Skills shortage

Mind the skills gap.

We take a deeper look at the urgent skills shortages faced by all too many organisations in the UK.

2018: a year of challenges and skills shortages.

Our latest installment of the Mercedes-Benz Vans Business Barometer highlighted another moderate dip in confidence from the initial starting point. It indicates a less optimistic outlook and, for many, a potnentially challenging 2018. But why might that be?

In this report we focus on the urgent skills shortages currently faced many organisations. Coupled with a continued belief that vans will only become more crucial to success, the need to address some of the skills gaps facing the industries vans play a pivotal role in is only too apparent.

Fresh themes - outside of skills gaps - include the perceived (and real) threat of automation and robotics, a focus on attitudes towards mental health issues in a male-dominated industry and the growing pinch-points of congestion and urban parking...

Wanted: engineers and technicians.

Worryingly,almost one in five (17%) van drivers, owners and operators are very concerned that a skills shortage could prevent their business operating in the next 12 months.

Nearly a quarter (24%) of delivery drivers and 21% of construction sector workers believe that a skills shortage could have this crippling effect.

But, most strikingly, this figure skyrockets to 43% in Greater London (where we have seen greater anticipated growth levels and higher confidance - putting even more pressure on skills gaps).

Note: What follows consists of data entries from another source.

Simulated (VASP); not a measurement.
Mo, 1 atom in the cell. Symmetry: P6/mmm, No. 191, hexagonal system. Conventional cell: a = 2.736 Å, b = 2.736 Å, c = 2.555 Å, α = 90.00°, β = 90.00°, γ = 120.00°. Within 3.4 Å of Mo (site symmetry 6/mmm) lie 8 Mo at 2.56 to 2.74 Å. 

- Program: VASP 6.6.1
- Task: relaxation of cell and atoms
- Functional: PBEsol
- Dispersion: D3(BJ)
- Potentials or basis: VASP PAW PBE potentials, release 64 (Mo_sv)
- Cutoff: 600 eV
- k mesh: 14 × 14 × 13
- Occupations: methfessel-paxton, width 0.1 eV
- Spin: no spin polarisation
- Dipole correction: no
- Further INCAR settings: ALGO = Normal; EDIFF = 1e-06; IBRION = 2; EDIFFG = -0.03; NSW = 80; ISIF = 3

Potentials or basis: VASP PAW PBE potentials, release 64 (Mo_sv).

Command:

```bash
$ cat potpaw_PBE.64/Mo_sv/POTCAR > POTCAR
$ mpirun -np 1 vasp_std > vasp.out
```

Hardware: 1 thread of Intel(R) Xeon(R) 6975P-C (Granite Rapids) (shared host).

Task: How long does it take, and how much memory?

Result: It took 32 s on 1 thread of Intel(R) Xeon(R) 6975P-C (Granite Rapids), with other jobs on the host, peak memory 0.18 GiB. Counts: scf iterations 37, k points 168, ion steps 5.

Overall, almost 7/10 van owners, drivers and operators say their organisation has at least one urgent skills gap or shortage. And 28% of organisations say that recruitment and retention of talent has become more difficult in the past year alone (just 17% think it has got easier).

However one in five think their own role could be at risk due to an influx of candidates from other struggling or collapes businesses (in the light of Carillion's high profile collapes in January).

The issues with recruitment, retention and reputation.

Our study also looked at how and why recruitment and retention (and the resulting skills gaps) are such a problem. All respondents were asked what workforce issues they think could threaten their organisation's success.

30% said that the inability to attract new talent is a threat, while one in four said an ageing workforce is a threat - and 23% cited a lack of transferrable skills as a potential threat to success.

Tellingly, one in five say that the reputation or image of their industry is a problem that could threaten the success of their organisations, suggesting the need for more work to be done to improve the image and profile of an industry that is pivotal to the wider health of the UK economy.

But it is not only about 'attracting new talent' - 18% say a lack of training and development could harm the success of their organisation.

Meanwhile, the role of Brexit uncertainty also rears its head - 17% say the reduction in staff from EU nations threatens the success of their organisation (23% of fleet managers think this could be a threat). And just one in five respondents think that Government is doing enough to tackle the skills shortage - demonstrating a genuine discontent in a sector where talent supply is critical.

The worry of a 'robot' future.

Perhaps unsurprisingly, with autonomous drive on the horizon and the rise of 'drone delivery' concepts in the media, the spectre of automation and robots replacing human roles is keenly felt within the van driving, owning and operating community.

Put simpy, a large proportion are worried about what it could mean.

For example, 8% think roles within their sector could be lost to automation or robots as soon as in the next 12 months (and 22% think this will be the case in the next five years).

Looking specifically at delivery drivers, almost a third (31%) think roles within their industry will be lost to automation or robots in the next five years.

But this is not simply about 'other people;s roles' - this is having a real impact on individuals. In fact 16% of all respondents are very concerned that their own role could be at risk of becoming 'obsolete', jumping to 25% of delivery drivers and a further one in four respondents under the age of 35.

This community of hard-working people clearly need reassurance. They require a more 'realistic' and relatable outline of what the future could look like, and how and where up-skilling and retraining can create - rather than eradicate - opportunities.

The Mercedes-Benz Vans Business Barometer is a nationwide quarterly survey of businesses large and small, created to help us understand the economic landscape and discover what van owners and drivers need to keep their business moving.

We want to understand the issues that keep our customers awake at night. The challenges and opportunities they face. The kind of support they need - and why. Each quarter, we explore and analyse key business issues that impact our customers directly and monitor how these may or may not change over time.

All of our studies represent an authoritative, independent and unique look at the diverse and hard-working van driving and ownig community that keeps Britain moving.